Orca cared for by hundreds of volunteers and experts in bitter cold after becoming separated from its pod two weeks ago

Rescuers in New Zealand take care of baby orca Toa which became separate from its pod.

Guardian staff

Last modified on Sat 24 Jul 2021 21.14 EDT

An orphaned baby orca that captured the hearts of people across New Zealand has been farewelled at a special ceremony and taken away for burial, ending a desperate mission to reunite it with its pod.

The young calf, named Toa – which means brave or strong in Maori – was thought to be between two and six months old, and became stranded on rocks north of Wellington two weeks ago with minor injuries.

Since then, countless volunteers braved winter storms and cold water to keep it alive – bottle feeding it a special formula in a hastily built pool – while others searched for its family group.

However, Toa’s condition worsened quickly on Friday night and it died within an hour. Greg Norris, the father of teenager Ben Norris, who was first person to find Toa, told Stuff it was a “really emotional” night.

Toa the orca is monitored by a volunteer at Plimmerton Boating Club.

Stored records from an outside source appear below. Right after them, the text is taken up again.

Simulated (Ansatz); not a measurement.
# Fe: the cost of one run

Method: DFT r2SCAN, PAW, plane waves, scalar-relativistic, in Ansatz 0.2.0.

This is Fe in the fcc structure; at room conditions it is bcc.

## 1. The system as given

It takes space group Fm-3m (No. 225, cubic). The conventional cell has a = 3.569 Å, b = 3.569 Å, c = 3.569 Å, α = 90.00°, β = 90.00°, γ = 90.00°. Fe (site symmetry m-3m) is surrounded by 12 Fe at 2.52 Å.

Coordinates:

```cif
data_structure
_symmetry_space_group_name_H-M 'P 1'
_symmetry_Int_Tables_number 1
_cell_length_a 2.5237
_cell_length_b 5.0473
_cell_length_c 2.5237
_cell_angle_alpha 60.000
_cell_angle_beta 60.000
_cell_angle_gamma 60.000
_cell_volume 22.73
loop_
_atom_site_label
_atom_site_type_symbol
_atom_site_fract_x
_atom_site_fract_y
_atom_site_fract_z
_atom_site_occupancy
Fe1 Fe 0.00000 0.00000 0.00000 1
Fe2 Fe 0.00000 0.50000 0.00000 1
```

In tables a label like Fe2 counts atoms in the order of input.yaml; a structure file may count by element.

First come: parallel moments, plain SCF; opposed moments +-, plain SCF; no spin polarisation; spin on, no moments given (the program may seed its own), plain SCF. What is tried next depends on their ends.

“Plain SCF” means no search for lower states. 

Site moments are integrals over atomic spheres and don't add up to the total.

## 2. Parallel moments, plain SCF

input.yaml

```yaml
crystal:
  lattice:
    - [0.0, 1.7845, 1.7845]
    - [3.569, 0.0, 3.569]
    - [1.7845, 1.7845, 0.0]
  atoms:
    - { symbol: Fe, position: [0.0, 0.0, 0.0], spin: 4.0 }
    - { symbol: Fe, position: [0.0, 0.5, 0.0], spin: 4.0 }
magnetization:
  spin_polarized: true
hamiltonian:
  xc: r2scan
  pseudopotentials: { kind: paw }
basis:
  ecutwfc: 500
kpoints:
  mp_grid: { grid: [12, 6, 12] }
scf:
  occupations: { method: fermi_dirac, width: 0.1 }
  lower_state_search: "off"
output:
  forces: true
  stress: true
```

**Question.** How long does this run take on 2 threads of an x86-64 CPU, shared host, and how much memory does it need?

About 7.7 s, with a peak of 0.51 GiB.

Ian Angus, marine species manager at the Department of Conservation (DoC), which has been leading the rescue attempts, said: “Toa passed quickly, surrounded by love with his last days made as comfortable as possible.

He added: “It was not going to be easy to return Toa to his pod which could be anywhere around Aotearoa. It was our goal to return him to his natal pod, but sadly we were unsuccessful in achieving that objective. Nonetheless we can reflect on this and know this huge team of people gave it their best.”

On Saturday, dozens attended a dawn ceremony at Plimmerton Boating Club before Toa’s body was taken away for burial by the local iwi (tribe) Ngati Toa Rangatira. Authorities decided that Toa’s body would be treated with dignity, opting against an autopsy to understand the exact cause of death.

Angus thanked the volunteers and staff, saying: “It’s been a long two weeks, sometimes working in cold water, very windy and wet weather. People out here at the site have been fantastic, people supporting the effort to find the pod behind the scenes all round New Zealand have been fantastic.

“The department can do nothing but thank everyone for the support and effort they’ve made. People here are very saddened, we all wanted a positive outcome.”

People help to feed Toa, the baby orca, at a specially built pool.

Toa became stranded after he strayed from his pod and too close the beach when a wave flipped him on his back and then onto the rocks, according to 17-year-old Ben Norris, one of the first to raise the alarm.

He told Stuff: “He was on his back, and then he was on the beach, wiggling his tail which was driving him further and further up. The rocks were cutting him up and the sound was like nothing you can imagine. His screams were hurting my ears.”

Since then, a cast of hundreds, including the DoC, dozens of whale experts and the local iwi, have been caring for Toa while the nationwide search for his pod continued.

Plimmerton resident Brianna Norris, 21, Ben’s sister, formed a special relationship with the calf. She said last week: “He is really affectionate and really gentle … One day with him would have been plenty.”